I did an hour and a half of yoga class today, with my mum and a whole load of women of all ages and figures who had one thing in common: they had all done months of classes leading up to that one!
I felt really rubbish to start with, the only one who couldn't hold downward facing dog for more than four breaths, the only one who couldn't even get from plank (like a press up) to crocodile (lying face down with hands close to chest and elbows up) properly (ie without flopping down onto the floor). After a while I could see that not everyone could do everything and that although I lack strength in my wrists and arms, I can do other balances and poses that many of the experienced and beautiful were finding a lot more challenging.
After yoga (and retrieving Morgan from Martin whom she had been persecuting in the cafe for a while) we went swimming. Morgan did so well! We did some baby swimming when she was small, and practiced breath-holding in the bath, but this time she was fighting to get out of my arms and making swimming motions with an expression like, "why won't you let me have a go?" So I warned her that she was going to dive (our cue word for water on her face) and let go, and she swam underwater to Martin. After that we let her hold on and let go more or less as she wanted to, and she spent a while toddling around in the shallows too. She would fall over, and right herself to stand up without a fuss or a splutter - under the water the whole time.

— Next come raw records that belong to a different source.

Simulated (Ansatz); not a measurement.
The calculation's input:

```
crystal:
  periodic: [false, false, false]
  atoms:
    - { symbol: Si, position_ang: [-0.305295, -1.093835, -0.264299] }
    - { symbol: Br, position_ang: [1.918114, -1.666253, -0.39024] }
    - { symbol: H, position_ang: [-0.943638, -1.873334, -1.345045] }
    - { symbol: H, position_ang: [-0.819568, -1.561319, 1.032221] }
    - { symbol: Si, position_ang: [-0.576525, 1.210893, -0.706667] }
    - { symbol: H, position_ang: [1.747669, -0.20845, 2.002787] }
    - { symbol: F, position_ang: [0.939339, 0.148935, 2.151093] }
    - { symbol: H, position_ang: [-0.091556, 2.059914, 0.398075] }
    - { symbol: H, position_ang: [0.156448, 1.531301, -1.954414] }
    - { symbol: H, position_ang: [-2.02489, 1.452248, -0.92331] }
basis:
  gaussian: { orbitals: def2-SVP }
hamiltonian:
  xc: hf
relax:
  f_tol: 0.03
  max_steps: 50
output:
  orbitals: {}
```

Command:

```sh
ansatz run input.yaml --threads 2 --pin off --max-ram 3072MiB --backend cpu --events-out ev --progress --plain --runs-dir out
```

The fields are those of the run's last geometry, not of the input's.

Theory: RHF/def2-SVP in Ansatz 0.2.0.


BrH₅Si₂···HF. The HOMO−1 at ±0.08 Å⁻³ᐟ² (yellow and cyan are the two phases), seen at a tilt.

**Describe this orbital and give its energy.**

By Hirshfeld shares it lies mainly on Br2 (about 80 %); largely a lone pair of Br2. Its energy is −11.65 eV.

Trusting her was the most nervewracking thing I have ever experienced, seeing her submerged (face concentrating hard on rolling herself back over and keeping her mouth shut at the same time!)... I had seen videos of babies in the water before and not really believed it. Chalk up another thing to her determination and faith in her own ability; I can't imagine ever having let Jenna try it but Morgan knew and she told me.
I am every day impressed with how she communicates. I can't always say how I know what she wants but her expression tells me or something in the way she is looking uncomfortable. It's so good.
I'm also feeling happy because I'm still getting some sleep, I think Morgan is probably waking once at the moment so I'm getting a few hours and then another few hours. It makes a big difference. Jenna is throwing some really wierd tantrums again and I can't figure out if there's something behind them apart from the immediate want and my (sometimes less than tactful) refusal. But I'm dealing with the outcome better and not yelling back.
We're having more calm days than shouty days, and I can see the difference in how she responds to me. She's more likely to stop when I ask her to and she's more likely to come to me for a cuddle than she was. I don't think she's ever going to go back to how cuddly she was when nursing though. She doesn't seek a lot of physical affection from me and she hasn't since Morgan was born, the baby gets all of the loves from her.